June 9, 2016
This past Christmas, Samsung launched Smart Things, their new home security system. Based on an app and a hub, it allowed users to integrate almost any device in their house, from lights to locks, doors to drawers. The system can even “trigger the noise of loud barking dogs” if it detects an intruder.
These sorts of features are all well and good if devices like this were completely secure. Sadly, it would seem that digital security systems are as easy to break into as their lock-and-key counterparts. Given that Smart Things is controlled by a single app, which is accessed through a single PIN code, the likelihood of that code being hacked by a third party is extremely high. Likewise, external apps are being developed which can pick flaws in these systems which the designers did not even know existed.
Is there a truly safe solution?
While security companies are confident about the quality of the services they offer across the board, many are hesitant to claim the benefits of a newer system right off the bat. The London-based Carter Security recommend commercial grade wireless systems or a more traditional wired security alarm for those particularly concerned with their home security systems being compromised.

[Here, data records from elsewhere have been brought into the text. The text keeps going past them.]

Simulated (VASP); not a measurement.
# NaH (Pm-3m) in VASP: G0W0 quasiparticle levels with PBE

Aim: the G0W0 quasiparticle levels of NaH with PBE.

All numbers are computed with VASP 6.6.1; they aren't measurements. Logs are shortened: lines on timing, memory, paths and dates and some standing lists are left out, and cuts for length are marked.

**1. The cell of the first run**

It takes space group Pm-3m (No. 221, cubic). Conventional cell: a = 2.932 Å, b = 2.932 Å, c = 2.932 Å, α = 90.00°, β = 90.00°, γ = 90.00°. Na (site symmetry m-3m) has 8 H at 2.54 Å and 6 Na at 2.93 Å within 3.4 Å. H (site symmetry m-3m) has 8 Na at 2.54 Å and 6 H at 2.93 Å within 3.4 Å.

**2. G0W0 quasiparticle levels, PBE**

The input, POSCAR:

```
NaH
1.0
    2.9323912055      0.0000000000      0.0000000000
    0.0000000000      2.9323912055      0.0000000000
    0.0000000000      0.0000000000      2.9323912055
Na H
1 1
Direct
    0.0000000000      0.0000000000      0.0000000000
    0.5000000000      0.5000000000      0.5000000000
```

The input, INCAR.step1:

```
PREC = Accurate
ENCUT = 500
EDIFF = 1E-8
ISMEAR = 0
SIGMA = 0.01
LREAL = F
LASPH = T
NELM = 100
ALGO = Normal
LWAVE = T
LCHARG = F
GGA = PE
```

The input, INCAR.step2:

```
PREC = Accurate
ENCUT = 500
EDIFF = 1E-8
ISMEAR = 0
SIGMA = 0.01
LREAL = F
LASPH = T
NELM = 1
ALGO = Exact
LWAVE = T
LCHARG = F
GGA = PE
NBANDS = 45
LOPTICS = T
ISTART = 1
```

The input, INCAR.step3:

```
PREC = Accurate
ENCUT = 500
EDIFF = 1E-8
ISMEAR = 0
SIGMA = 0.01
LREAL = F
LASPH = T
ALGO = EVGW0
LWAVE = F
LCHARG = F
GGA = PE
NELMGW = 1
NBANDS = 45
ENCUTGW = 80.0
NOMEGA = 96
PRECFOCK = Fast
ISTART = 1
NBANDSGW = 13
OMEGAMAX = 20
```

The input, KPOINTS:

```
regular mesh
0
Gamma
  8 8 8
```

In addition to security systems, services such as alarm monitoring are commonly used to bolster intruder alarms and elevate the safety of a property. Banham provide three different levels of alarm monitoring with their burglar alarms, each of which involves a “keyholder” who can be selected by the customer, or officially appointed for the role by the company. Having security on hand to personally visit a site when the alarm goes off is useful, but this monitoring system is reliant on the kind of necessary human element that convenience-enhancing technology is trying to dispense with.
A sound alternative?
Voice-command devices like Amazon’s Echo – activated when the user says the name “Alexa” – have taken off in a major way, yet even these are riddled with flaws. A recent NPR story points out that, after mentioning the Echo in a previous news piece and saying “Alexa” in the broadcast, it automatically activated listeners’ Echo systems in their homes.
One company has taken a similar sonic approach to home security – minus the voice activation, of course. The Cocoon system registers low-frequency sounds out of the range of human hearing, to develop a “sound picture” of a home. Linked to any residents’ smartphones, it knows when they are out of the house thanks to GPS, then alerts the owner to any changes to the regular order of things within the home.
Picking holes in the The Internet of Things
Gizmodo recently pointed out that the fundamental flaw with integrated systems is “over-privilege”. By giving Smart Things access to so many discrete apps, one hack can open up your entire house to someone who shouldn’t have access to it. Even the use of GPS in apps like Twitter and Foursquare is a direct risk, as highlighted by Please Rob Me. The simple site acts as a Twitter search service, pointing out that “the danger is publicly telling people where you are…because it leaves one place you’re definitely not…home.” In doing this, the site aims to demonstrate how easily-accessible location information is, and the ways this openly shared data can be used for nefarious purposes.
It makes sense that companies such as Samsung are eager to promote Smart Things as a one-stop online solution to home security. Although exactly how these products are tested remains under wraps, it still shouldn’t fall to the customer to be the guinea pig as more flaws are uncovered.
The Internet of Things is threatening to revolutionize domestic life at an unimaginable speed, so it’s understandable that there are still unanticipated bugs to be identified and fixed. Yet these are people’s homes – and lives – at stake, and consumers would be forgiven for prioritizing safety over technology.